Janos Gereben on January 27, 2014
Vadym Kholodenko in a concerto performance Photo by Ellen Appel-Mike Moreland
Vadym Kholodenko in a concerto performance
Photo by Ellen Appel-Mike Moreland

Vadym Kholodenko is on a tear around the world. The 27-year-old Ukrainian pianist, who won the Van Cliburn International Piano Competition last year, has more than 50 concerts in 2014-2015 as part of the Cliburn program, in addition to numerous engagements across Europe, Russia, and Asia; at major festivals; a residency at the Mariinsky Concert Hall in Saint Petersburg; and he's published a CD of Liszt and Stravinsky.

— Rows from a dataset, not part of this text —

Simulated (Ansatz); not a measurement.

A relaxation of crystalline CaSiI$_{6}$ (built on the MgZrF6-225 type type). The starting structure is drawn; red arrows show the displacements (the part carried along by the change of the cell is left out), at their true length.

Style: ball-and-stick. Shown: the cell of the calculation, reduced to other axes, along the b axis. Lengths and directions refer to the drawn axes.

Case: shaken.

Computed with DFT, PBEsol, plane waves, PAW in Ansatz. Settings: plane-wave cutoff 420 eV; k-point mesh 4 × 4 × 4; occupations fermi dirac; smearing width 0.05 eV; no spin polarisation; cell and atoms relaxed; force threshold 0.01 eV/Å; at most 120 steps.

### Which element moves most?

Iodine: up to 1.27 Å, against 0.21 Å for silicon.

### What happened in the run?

With all that — and a family in Moscow, about which more later — Kholodenko encountered some health problems, and had to postpone last year's scheduled Bay Area debut with the Steinway Society in Cupertino's DeAnza College, but he is catching up on Saturday.

His recital includes works by Chopin, Brahms' Four Ballades, Kreisler's "Liebesleid" (Love's Sorrow) and "Liebesfreud" (Joy of Love), and Sonata No. 10 (Forgotten Melodies) by Nikolai Medtner, a Russian pianist and composer, a younger contemporary of Rachmaninov.

The Medtner, unfamiliar as it is in the U.S., represents the nearest to contemporary music, although when asked about the subject, Kholodenko was unequivocal:

I love contemporary music. I'm trying to perform and support many of the Russian contemporary composers. I think new music is the only thing which refreshes our art.

How does he put together programs for his recitals?

I don't typically make any difficult calculations when compiling a new program. All of my programs come from my aesthetic views and internal confidence about what is right and what is not. You can imagine it as the Kantian moral universe within. Very helpful.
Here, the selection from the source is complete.